How we built what3words voice input
By Josh Wigmore, Head of Product at what3words
We’re always looking for easier ways in which people can use 3 word addresses. After all, one of the key benefits of using 3 word addresses instead of traditional addresses is that they’re short and made of three words from the dictionary. This means they’re very quick to enter into navigation software, ride-hailing apps and delivery forms.
This benefit is even clearer when someone speaks a 3 word address. It’s very easy to say a 3 word address and, as voice tech continues to advance, we knew this would be a key input method that we wanted to offer our users.

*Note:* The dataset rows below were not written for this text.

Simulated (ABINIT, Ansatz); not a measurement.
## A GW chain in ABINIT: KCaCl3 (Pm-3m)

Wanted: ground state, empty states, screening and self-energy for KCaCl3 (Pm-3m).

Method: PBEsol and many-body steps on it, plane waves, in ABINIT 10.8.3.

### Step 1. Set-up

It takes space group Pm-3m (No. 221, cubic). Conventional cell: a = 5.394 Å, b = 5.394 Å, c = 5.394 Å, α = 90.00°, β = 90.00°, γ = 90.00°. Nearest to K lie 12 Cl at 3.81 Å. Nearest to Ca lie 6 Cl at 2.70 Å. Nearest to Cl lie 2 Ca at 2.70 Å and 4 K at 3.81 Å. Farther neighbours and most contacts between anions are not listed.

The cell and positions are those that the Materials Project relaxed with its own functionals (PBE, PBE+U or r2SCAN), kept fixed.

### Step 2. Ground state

We were presented with a somewhat paradoxical challenge though: virtually all major speech recognition platforms have been investing in Natural Language Processing (NLP) technology recently. Voice technology has become conversational, aware of commonly used phrases and word combinations, and can intelligently understand what people say and correctly interpret as needed.
Switch on the lightning in the living room –> Switch on the lighting
in the living room.
Based on the words ‘switch on’ and ‘living room’’, the technology intelligently guesses that it’s unlikely that you meant ‘lightning’ in a house and corrects to a more likely alternative.
what3words voice input, however, needed to recognise three intentionally random words taken from our wordlists, which contain around 40,000 words in English. The three words that make up a 3 word address do not link to each other in any way, and similar 3 word addresses are located as far apart as geographically possible to help with error recognition, but this presents a challenge here.
Fortunately we have been able to leverage Nuance VoCon Hybrid voice technology which can be ‘taught’ to select only from a set dictionary of words, of which our wordlists are a perfect example. Given the 3 word address that is entered has to come from one of our 28+ language wordlists, they make an ideal source with which to train a speech recognition engine, and have allowed us to average 95%+ accuracy of recognition in a lot of our major dialects.
Next we thought about how a user could best benefit from voice with their 3 word address. The mechanism is very much an input method rather than a search, in that a user needs to know their 3 word address to use it.
So the most compelling reason for users to opt for voice entry is when they are rushing or otherwise unable to use the keyboard – a situation that often arises when driving or hurrying for a taxi. This is why we are primarily exploring voice as an input method for navigation, whether via third-party navigation or ride-hailing apps, or via the in-app navigation we are developing. This will give users an even easier way to navigate with 3 word addresses, without having to leave the app.
We embedded voice entry as a button in the search screen, to reinforce the user understanding that it is an alternative input method to typing. As our focus on this user journey grows, we are exploring how we could give voice entry a more prominent position when the user enters the app, reducing the taps required to navigate to a 3 word address with voice.
The input is captured using the device microphone and passed through the Nuance VoCon Hybrid SDK; this returns JSON which is passed into optimised post-processing functions in our own what3words SDK. Leveraging our AutoSuggest function, we use this output to suggest and display the top three 3 word addresses that we believe may have been spoken, placing an increased weight and ranking on locations close to the user. This decision was taken under the belief that users would more often than not being navigating or taking a ride to a location within 100km of their current location.
Once the user selects the correct 3 word address, they see the map screen centred on their result, with tools to further interact with that 3 word address such a saving it to their account, sharing it with friends or navigating to it with one of their existing installed 3rd party apps. In keeping with streamlining the process of voice navigation, we plan to offer the option for power users to predefine their preferred navigation output, allowing them to navigate to a 3 word address immediately after speaking it, without any more interaction in the app.
As a further optimisation we could allow this entire user journey to begin from the device lock screen, and trigger it via a Siri or Google Assistant shortcut, perhaps similar to ‘Hey Siri, ask what3words to navigate to filled.count.soap’, but due to the conversational speech recognition issues mentioned above, we would need to split out the voice handled by Siri vs that handled by Nuance. This is something we’re continuing to work on, and we are confident that voice is and will remain one of the simplest and easiest ways to interact with a 3 word address.